NV Energy will pay $1.5 million a year to the Clark County School District over the next five years in return for the district promising not to depart utility electric service under a proposed contract up for a vote later this week.

Members of the Clark County School District’s Board of Trustees have scheduled an agenda item and possible vote during their upcoming Thursday meeting on a contract that would lock the district into an agreement to remain an NV Energy customer for the next five years, in return for annual $1.5 million in either direct cash payments or through a special rate program for large customers.

The proposed arrangement is at least the third such deal with large municipalities that includes direct cash payments in return for remaining utility customers; the city of Henderson and the Las Vegas Convention and Visitors Authority entered into similar arrangements with NV Energy in past weeks.
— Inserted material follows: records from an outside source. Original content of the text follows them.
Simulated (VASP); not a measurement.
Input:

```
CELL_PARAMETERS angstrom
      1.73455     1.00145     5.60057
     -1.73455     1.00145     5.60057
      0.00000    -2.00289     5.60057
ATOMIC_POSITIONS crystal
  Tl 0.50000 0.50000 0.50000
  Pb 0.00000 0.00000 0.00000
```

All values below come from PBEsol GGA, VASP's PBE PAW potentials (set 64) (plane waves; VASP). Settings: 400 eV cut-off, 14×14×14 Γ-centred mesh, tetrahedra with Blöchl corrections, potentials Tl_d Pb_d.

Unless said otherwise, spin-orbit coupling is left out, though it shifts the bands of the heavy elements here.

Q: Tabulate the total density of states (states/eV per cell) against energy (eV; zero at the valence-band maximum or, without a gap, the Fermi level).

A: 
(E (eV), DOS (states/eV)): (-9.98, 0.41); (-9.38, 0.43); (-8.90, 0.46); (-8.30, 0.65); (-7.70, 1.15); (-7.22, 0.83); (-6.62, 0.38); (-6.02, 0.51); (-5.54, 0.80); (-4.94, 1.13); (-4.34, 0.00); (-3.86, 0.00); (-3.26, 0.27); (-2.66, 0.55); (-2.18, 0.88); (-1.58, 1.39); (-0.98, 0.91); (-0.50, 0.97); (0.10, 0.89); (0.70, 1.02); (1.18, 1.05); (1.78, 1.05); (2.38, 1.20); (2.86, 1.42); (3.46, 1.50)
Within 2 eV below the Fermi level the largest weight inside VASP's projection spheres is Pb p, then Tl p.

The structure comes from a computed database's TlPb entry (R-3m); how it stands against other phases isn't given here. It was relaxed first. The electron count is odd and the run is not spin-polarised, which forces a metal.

"NV Energy is pleased to have the school board considering a multi-year agreement with us to be their energy provider," utility spokeswoman Jennifer
Schuricht said in an email. "We believe the agreement meets the unique energy needs of the school district at a low price to ensure more money can go into the classroom."

Since May, NV Energy has announced similar long-term arrangements or deals with several other customers, including Station Casinos, the Cosmopolitan, Las Vegas Sands, the Atlantis, Golden Gaming and South Point. An NV Energy spokeswoman declined to say in an earlier email whether arrangements with those businesses — which are not required to be publicly reported to the Public Utilities Commission — included similar payments as part of their deals to stick with the utility.

If the contract is approved by trustees, the utility will be on the hook for at least $1.9 million in annual payments to Henderson ($250,000), the LVCVA ($650,000) and CCSD ($1.5 million) for the next five years. If similar arrangements were made with private businesses that have announced similar deals with the utility, NV Energy could be directly paying up to tens of millions of dollars every year to some of its largest customers.

The proposed contract with the school district contains many similar provisions to contracts entered into by Henderson and the LVCVA, including running for five years and requiring the district enroll in the proposed Optional Pricing Program Rate (OPPR) by 2022. The pricing program, which was proposed by the utility last year but withdrawn temporarily last week, is aimed at offering large NV Energy customers a special, renewable power-backed flat rate but has been criticized by Public Utilities Commission staff and the Bureau of Consumer Protection as overly beneficial to larger customers.

In past months, NV Energy has taken increasingly aggressive steps to stem the tide of large businesses filing so-called 704B applications to leave the utility and purchase power from other providers (in return for a typically substantial exit fee to ensure other utility customers don’t face suddenly higher costs). 

The contract requires the school district to enroll in the OPPR program by 2022 if it is available and approved by the commission, and it would promise to continue paying the incentive if the program is not available or if the savings under the program are less than $1.5 million. It also contains provisions nullifying incentive payments in 2022 and 2023 if the district does not take service under the OPPR system.

It also contains language noting the utility’s plan to file a $120 million revenue reduction during its 2021 general rate case, and requirements to reduce the incentive payment based on the amount of estimated savings if the PUC approves a rate reduction greater than $120 million.

And as with Henderson and the LVCVA, the only requirement for the school district is to remain a full service customer of the utility for five years and not seek a so-called 704B exit application to depart utility service.

Another similar contractual provision concerns confidentiality; the proposed contract requires neither party to disclose information about the contract, make public announcements or disclose information exchanged regarding the contract without prior written consent, unless otherwise required by law. Unlike the agreements with Henderson and the LVCVA, the proposed contract with the school district does not contain any provisions related to helping the school district meet its renewable energy goals.

Last year, CCSD heard a presentation from a group of outside companies to have the district leave the utility and possibly entering into a long-term power purchase agreement. Trustees took no action at the time to move away from the utility.